The Georgia secretary of state’s office did not immediately respond to requests for comment.
Our ruling
Social media posts claim that video from Georgia shows suitcases filled with ballots pulled from under a table and illegally counted after election observers were told to leave. That’s wrong.
State officials have said there was no suitcase, no instruction to leave, and no illegal counting of ballots. The video does not prove that the bins shown contained fraudulent ballots, either.
We rate these Facebook posts False.
Video Doesn’t Show ‘Suitcases’ of Illegal Ballots in Georgia
By Angelo Fichera
Posted on December 4, 2020
https://www.factcheck.org/2020/12/video-doesn...n-georgia/
The Trump campaign is falsely claiming that surveillance camera footage captured election workers in Georgia adding thousands of illegal ballots that were brought into an Atlanta facility in suspicious “suitcases” on election night.
The campaign presented the video to Georgia state lawmakers on Dec. 3. President Donald Trump’s lawyer, Rudy Giuliani, wrote on Twitter the same day: “The video tape doesn’t lie. Fulton County Democrats stole the election. It’s now beyond doubt.”
But state officials told us that the full video shows the supposed “suitcases” were actually standard containers used to secure ballots, and that the ballots in question were opened and prepared for counting earlier in the night in full view of observers. They said the campaign presented limited, selective parts of the footage.
That’s based on their review of the day’s video footage in full. Also, even though observers from the parties and press left the room before vote counting resumed, officials said, a state election board monitor and investigator from the Secretary of State’s office both returned to watch the counting until its completion.
Left unclear, though, is whether the observers and news media who were in the room were ever told by any election worker, explicitly or implicitly, to leave because the vote counting had ceased, as we’ll explain. Republicans allege that happened. Fulton County’s election director has disputed that claim.
No ‘Suitcases’ in Video
The video in question — which has been widely shared across social media — was presented to Georgia state legislators during the Dec. 3 hearing by a lawyer named Jacki Pick, who said she was volunteering for Trump’s legal team. Pick said the team had received the footage the night before.
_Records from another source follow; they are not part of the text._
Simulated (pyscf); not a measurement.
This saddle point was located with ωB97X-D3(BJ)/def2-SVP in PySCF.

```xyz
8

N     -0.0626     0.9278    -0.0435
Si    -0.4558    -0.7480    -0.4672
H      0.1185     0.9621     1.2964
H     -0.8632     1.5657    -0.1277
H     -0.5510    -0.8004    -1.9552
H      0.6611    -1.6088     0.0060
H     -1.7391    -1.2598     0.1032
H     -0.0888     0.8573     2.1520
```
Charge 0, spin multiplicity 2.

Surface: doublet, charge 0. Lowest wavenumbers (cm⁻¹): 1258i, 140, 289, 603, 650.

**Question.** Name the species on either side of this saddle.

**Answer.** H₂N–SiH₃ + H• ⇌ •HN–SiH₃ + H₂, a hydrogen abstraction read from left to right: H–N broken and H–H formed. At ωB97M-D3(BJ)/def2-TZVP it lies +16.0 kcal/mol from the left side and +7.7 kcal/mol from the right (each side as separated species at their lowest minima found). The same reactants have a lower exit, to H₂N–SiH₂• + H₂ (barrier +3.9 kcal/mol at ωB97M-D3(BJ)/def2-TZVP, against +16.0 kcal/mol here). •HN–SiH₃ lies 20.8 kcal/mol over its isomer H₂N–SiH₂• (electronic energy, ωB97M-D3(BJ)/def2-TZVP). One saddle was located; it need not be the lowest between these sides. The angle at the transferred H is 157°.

Pick said the video shows observers and the press leaving a room at Atlanta’s State Farm Arena, which was used to count absentee and military ballots, shortly before 11 p.m. She claimed that, according to witnesses, a woman had told the observers and press that “we’re going to stop counting, everyone go home.”
She pointed out that many of the elections workers had left for the night in the video, but four workers are seen in the video staying behind to continue counting.
“Once everyone is gone, coast is clear, they are going to pull ballots out from underneath a table – watch this table,” she said at the hearing. “I saw four suitcases come out from underneath the table.” The video shows the counting continued until nearly 1 a.m., she said.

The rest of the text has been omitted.